New Book | Reshaping Metropolitan America
Development Trends and Opportunities to 2030
Washington, DC (January 2013) — More than $20 trillion will be spent on reshaping America’s metropolitan areas between 2010 and 2030, which presents us with a tremendous opportunity to create the kinds of neighborhoods Americans actually want. In his new book Reshaping Metropolitan America: Development Trends and Opportunities to 2030, Arthur C. Nelson, a leading expert on urban demographic trends and Presidential Professor of City & Metropolitan Planning at the University of Utah, breaks down the demographic trends and changing preferences driving the way we should be designing the built environment.

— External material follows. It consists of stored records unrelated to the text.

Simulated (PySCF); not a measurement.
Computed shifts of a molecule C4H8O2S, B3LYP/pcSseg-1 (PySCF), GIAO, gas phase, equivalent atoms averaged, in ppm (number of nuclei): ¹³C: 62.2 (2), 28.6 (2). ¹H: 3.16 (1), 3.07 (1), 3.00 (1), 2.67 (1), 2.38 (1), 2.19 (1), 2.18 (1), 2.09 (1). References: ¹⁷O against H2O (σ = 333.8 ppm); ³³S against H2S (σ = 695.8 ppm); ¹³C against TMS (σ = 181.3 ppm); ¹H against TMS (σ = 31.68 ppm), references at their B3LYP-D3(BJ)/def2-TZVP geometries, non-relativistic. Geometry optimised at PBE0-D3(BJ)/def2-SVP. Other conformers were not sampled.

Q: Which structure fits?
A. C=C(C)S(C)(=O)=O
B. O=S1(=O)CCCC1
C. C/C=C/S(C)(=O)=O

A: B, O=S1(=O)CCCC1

More than half of Americans want to live in a smart growth community, and only a quarter want to live on a conventional suburban lot, but current housing supply doesn’t match these demands. Nelson unpacks the trends America is facing and shows how planners and developers can meet changing needs over the next two decades—all while making our urban areas more sustainable and livable for future generations by increasing density, walkability, and the diversity of uses.
Reshaping Metropolitan America advocates for a balanced approach to housing. Rather than try to force small-lot housing on everyone, Nelson argues that planners should offer a broad range of options, so that those who want to live in large-lot homes away from urban centers can do so, and those who want walkable communities can do so as well. He explains that it’s particularly important to think ahead when planning residential buildings because they have a lifespan more than 3.5 times longer than non-residential buildings.
But Reshaping Metropolitan America is about more than just housing. Nelson also offers important insight into how employment trends will affect the physical fabric of the country and vice versa. He shows how job trends follow population, so while we will see an increase of about 20% in population by 2030, we will also see an increase jobs by about 30% as the country recovers from the Great Recession and a larger proportion of the population looks to join the workforce. But he also contends that in more densely populated areas, communities see more jobs, higher incomes, and lower unemployment so that doubling population density increases economic productivity by about 15%.
In this thorough and detailed book, which is complemented by an online, searchable database, Nelson presents an index for reshaping America and an agenda for reforming outdated regulations and programs.
Reshaping Metropolitan America stands apart from other books that discuss the need for creating higher density, walkable communities by providing the indisputable hard data behind the argument. A must-have tool for practicing planners and real estate developers—in the field and in the classroom – this book is key to understanding how we can get from where we are now to what the market of the future wants.
Dr. Arthur C. Nelson, FAICP, is Presidential Professor of City & Metropolitan Planning at the University of Utah where he is also Director of the Metropolitan Research Center and is Co-Director of the Master of Real Estate Development Program.